"Zadi, born in Lyon, France to Algerian parents, marries the flavors of North Africa with the precision of Escoffier. For lunch he served a seafood tagine with squid, clams, mussels and dover sole…"
I do different levels of North African cooking: The simple, rustic Berber cooking of my mother's kitchen; my adapted to an American home kitchen preparations; and chef versions. My seafood tagine cooking demo incorporated French chef techniques; that is afterall my training. I started working in France when I was 14 years old. It is in my blood almost as much as my Berber heritage. My impulse in the kitchen, even at home, it to cook like I am in a professional setting.
People have been asking me about tagine cooking vessels for many years. I have always been hesitant about recommending clay tagines for several reasons: concerns about lead. poor quality vessels, and fragility. The only clay tagine I have recommended in the past is a $24 Portuguese one. It's cheap enough to not worry about breaking, can be used on the stove without a diffuser and oven, reliably lead-free and it has a deep base. However, I rarely used it myself at home, certainly never at work, because it was too fragile.
So, when Clay Coyote approached me last year about branding my own line of flameware tagines (and couscous steamers), I was more than happy to finally endorse a tagine without any reservations. Flameware is much more durable than clay and can withold very high temps on the stove top (no diffuser needed), in the oven and over a brazier. I had finally found a tagine that I could use in a professional kitchen.
Emile Henry also makes a flameware tagine. However, the base is much too shallow for versatile tagine cooking. I am aware that some traditional tagines also have small bases. They are designed for specific kinds of tagines with thick, reduced sauces.

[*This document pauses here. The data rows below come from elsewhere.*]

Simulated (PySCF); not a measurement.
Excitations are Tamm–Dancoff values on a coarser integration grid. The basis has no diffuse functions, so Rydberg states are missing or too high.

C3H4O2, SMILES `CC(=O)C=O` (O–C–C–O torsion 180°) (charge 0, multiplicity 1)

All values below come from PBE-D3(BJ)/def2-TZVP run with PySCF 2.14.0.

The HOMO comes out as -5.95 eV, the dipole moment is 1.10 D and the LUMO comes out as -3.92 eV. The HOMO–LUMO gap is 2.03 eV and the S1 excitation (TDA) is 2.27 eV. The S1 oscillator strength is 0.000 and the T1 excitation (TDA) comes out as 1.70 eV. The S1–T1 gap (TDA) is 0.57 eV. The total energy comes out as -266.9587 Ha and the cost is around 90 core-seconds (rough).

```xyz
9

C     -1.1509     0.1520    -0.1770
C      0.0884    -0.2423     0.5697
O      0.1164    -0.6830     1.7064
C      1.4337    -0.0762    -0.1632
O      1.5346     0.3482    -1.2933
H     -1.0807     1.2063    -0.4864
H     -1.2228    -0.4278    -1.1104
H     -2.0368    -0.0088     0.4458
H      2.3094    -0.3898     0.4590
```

The fact of the matter is you can produce the same kind of unctuous sauces in tagines with larger bottoms. Tagines with larger bottoms are simply more versatile. They can be used to prepare tagines that demand larger quanitities of sauce, for example my seafood tagine. Large bottomed tagines can be used as casseroles, cazuelas, tians, omelette tagines and even for baking breads.
Now, back to my seafood tagine recipe. I incorporated bouillabaisse and French chef techniques, while keeping the flavors true to North Africa. I added ingredients in layers and reduced the broth by gently boiling.
Carrots and onions were cut into brunoise and sauteed in olive oil. I added a little harissa and spices to release their fragrance. Then I added fish fumet, followed by the seafood in order of cooking time. I finished with orange zest. Adding ingredients in layers helps create a dish with complex, yet distinct flavors. The elegant tagine.